The year 2019 marks the 50th anniversary of the first Mull Rally. Much has changed during that half century, not just to the sport but to the island.
Thankfully, one constant is returning this year after something of a hiatus, the Beatson's Mull Rally, whereupon the town of Tobermory will assume the mantle of 'Britain's rallying capital' for one weekend once again. One might be forgiven for thinking that Chester, Harrogate or Llandudno could command such terminology. Nae chance. Mull is quite unique in world rallying, no other event comes close. This is a land of magic and mystery.

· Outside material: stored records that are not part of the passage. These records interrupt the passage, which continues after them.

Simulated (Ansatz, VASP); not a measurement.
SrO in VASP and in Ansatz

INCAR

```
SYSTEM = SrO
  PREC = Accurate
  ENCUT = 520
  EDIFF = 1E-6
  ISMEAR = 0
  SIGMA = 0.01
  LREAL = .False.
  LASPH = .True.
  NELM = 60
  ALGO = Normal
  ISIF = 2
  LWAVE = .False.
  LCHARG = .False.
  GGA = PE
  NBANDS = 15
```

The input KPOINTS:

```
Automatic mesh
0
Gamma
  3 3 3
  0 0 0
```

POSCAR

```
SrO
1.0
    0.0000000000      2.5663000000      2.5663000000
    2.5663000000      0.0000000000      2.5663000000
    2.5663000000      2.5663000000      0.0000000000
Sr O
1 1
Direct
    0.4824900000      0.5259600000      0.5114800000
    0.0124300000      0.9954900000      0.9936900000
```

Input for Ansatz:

How do I know this? It all started in 1971 when a young man in a tweed cap was dispatched from his post at Shell & BP's Head Office in Glasgow to the Isle of Mull to investigate the phenomenon known as 'the Tour of Mull'. On his return he made a positive report to his Boss, one Bill Houston Esq, the Sales & Promotions Supervisor of the oil giant. As sponsors of the Shell Scottish Rally Championship at that time, Bill had it in mind to include the Mull event as part of the Scottish Championship, which it was for a couple of years. Even when it was excluded from the Scottish national series, Shell continued their association with the event.
That young man has rarely missed an event on the sainted isle since. Since then his maturity has been peppered with life learning experiences, unbelievable adventures and memory searing images. Standing with Chris Coburn on Tobermory Pier with a stash of White Horse Whisky miniatures (that's another story!) because the MacDonald Arms was bursting at the seams with rally folk. The only thing that could get near the bar was a spider walking across the ceiling. There were 12 miniatures to a box, but do you know something, the memory fails to recall how many boxes were consumed that evening. Funny that!
Another lesson learned was to ensure that a cigarette lighter's flame was turned down before lighting up a fag. Failure to do so might result in the smoker leaning forward, cupping his hand around the flame to light his cigarette, and failing to spot the tall flame shoot up and ignite the skip on his baseball hat. He was last seen wandering off into the night oblivious to his hat ablaze but no doubt impervious to the discomfort by the amount of drink swilling about his warm internals. Moral - baseball hats are dangerous, bunnets are far safer.
That young man was there too when a callow youth first sauntered on to the scene (1993?) in a Mk2 Escort which had only escaped the scrappie by being pushed past the gates at dead of night. Converted to a rally car, this self-prepared machine looked to have all the durability of a McDonald’s Happy Meal free toy, and yet Calum Duffy finished an incredible 10th overall. The rest is history.
And there is so much more, MacKinnon did the dozen, a record that will never be beaten? Then there are the names, McKnight and MacGillivray, Duffy and MacCrone, Cope and Harper, Beecoft and Biggerstaff, Hill and Coburn, Gemmell and Griffiths - the list is endless.
One memory burns bright above all others. Standing there under a cloudless, star-lit sky, the first silvery frost nip of winter burnishing the grass and tree tops and the cold seeping up through the feet on a banking overlooking Glen Aros. In the distance, multiple pairs of search lights pierced the darkness as they swept round corners and sky-lines in search of tarmac, accompanied by a distant piercing growl which grew ever louder. A tonne of metal burst into sight on the left, white hot exhaust glowing on the tarmac underneath, red hot brake discs showing through the blur of spinning wheels and shot past like an Exocet looking for trouble, trailing a twinkling cloud of cindered brake dust and sumpguard sparks, the ears assaulted by the mechanical cacophany of the devil's orchestra. Once seen, heard and smelled and never forgotten.
Guess where that once young man will be in two weeks' time.